We covered the whole book. The next semester when I took Bio II I discovered we were using the same text...we were only supposed to cover the first half in Bio I.

I made D's on every test and counted myself lucky. The only reason I pulled it off was because he told us the final would be taken from those earlier tests. I found the right answer for every question and memorized it all.

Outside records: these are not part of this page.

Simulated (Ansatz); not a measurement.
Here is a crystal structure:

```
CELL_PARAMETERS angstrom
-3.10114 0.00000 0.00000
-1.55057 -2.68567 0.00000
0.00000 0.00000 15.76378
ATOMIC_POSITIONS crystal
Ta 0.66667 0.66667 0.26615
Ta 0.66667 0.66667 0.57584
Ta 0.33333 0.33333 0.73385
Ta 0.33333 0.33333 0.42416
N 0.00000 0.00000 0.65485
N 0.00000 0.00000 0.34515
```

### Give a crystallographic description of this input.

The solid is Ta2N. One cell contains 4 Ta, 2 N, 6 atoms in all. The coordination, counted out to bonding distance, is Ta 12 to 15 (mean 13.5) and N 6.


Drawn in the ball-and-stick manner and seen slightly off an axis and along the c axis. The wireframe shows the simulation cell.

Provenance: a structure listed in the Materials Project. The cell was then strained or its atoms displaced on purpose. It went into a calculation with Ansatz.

Later, my daughter got the same guy for another class. As soon as I heard I told her to go straight to school and drop that class. He had no intention of passing anyone if he could help it.

Bob Barbanes said...

What a different perspective you have from the young college kids. They probably don't even realize that the teacher is so weak. You see it, because we adults see stuff like that. You even see possible solutions for it that the younger kids cannot fathom. This is why college is easier for you than for them. You won't believe this though. You struggle with certain things, but the youngsters struggle with completely different things - and they have the added "bonus" of trying to grow up at the same time. Their learning curve of life is much steeper than yours. As adults, we've already learned the "shortcuts" that can get us through to the meaty stuff.

Your stories make me want to go to college. At this old(er) age I really wonder how I'd do? I think I'd do pretty well, in fact. But I'd probably be telling the teachers that they're full of crap - especially if they're younger than me. I'd probably be like Rodney Dangerfield blowing up at Sam Kinison in "Back To School." All the time.

Great stories, Deb. Hang in there. You're going to do fine.